TSX Poised for Gains Amid Central Bank Easing and Mixed Global Cues

Apr 14, 2026 12:26 UTC
TSX, NVDA, CL=F, GC=F
Immediate term

Canadian equities are expected to open higher following coordinated rate cuts by the Bank of Canada and the U.S. Federal Reserve. However, downward pressure on energy and precious metals may cap potential gains.

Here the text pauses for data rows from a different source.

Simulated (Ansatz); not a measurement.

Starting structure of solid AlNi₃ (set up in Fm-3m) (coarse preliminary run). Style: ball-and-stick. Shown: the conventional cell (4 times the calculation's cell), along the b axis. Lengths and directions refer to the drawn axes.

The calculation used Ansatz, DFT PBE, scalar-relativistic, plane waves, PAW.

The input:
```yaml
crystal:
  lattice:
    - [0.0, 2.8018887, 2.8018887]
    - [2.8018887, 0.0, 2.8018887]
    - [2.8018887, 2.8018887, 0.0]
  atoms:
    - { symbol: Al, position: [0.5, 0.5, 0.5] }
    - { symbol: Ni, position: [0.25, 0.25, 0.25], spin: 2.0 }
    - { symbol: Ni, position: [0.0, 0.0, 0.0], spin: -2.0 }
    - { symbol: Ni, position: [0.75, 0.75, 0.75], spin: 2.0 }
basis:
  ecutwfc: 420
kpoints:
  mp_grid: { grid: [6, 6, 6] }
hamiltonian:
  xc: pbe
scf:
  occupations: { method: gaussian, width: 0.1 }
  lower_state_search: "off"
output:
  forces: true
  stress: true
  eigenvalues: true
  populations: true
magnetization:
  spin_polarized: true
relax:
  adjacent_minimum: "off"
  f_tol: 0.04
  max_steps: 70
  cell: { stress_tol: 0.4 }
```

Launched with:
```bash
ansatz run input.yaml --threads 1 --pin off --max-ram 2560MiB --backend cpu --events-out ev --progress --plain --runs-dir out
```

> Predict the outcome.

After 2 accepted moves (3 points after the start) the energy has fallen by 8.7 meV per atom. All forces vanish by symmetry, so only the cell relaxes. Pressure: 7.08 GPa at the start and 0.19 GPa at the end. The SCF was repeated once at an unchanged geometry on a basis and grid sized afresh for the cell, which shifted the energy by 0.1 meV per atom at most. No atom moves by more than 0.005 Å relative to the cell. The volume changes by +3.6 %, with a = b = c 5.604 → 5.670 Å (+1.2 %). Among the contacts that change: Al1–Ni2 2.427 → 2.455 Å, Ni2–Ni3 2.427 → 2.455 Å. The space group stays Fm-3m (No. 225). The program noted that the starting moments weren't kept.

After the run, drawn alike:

  • BoC and Fed both implemented 25bps rate cuts
  • Fed Chair Powell warns of persistent inflation
  • China restricts Nvidia RTX Pro 6000D chip purchases
  • Canadian small business sentiment improved to 50.20
  • WTI Crude and Gold prices trending lower

The S&P/TSX Composite Index is positioned for a positive start on Thursday, driven by optimism surrounding a continued cycle of monetary easing from both the Bank of Canada and the U.S. Federal Reserve. Both central banks recently implemented 25-basis-point rate cuts, a move that aligned with market expectations. The Federal Reserve further bolstered sentiment by signaling that two additional rate reductions are likely before the end of the year. On the domestic front, Canadian small business sentiment showed improvement, rising to 50.20 points in September from 47.80 in August, according to the Canadian Federation of Independent Business. This suggests a slight recovery in confidence among smaller enterprises despite broader economic volatility. Despite the bullish domestic outlook, global markets remain fragmented. Asian equities declined following hawkish remarks from Fed Chair Jerome Powell regarding persistent inflation and the expectation that price pressures will continue into next year. Furthermore, trade tensions escalated as Chinese regulators banned domestic tech companies from purchasing Nvidia's RTX Pro 6000D chips. The TSX faces immediate headwinds from the commodities sector. West Texas Intermediate crude oil futures fell to $63.80, while gold futures dropped to $3,706.30. The benchmark index previously closed nearly flat at 29,321.66, reflecting a tug-of-war between the benefits of lower interest rates and the drag of falling commodity prices.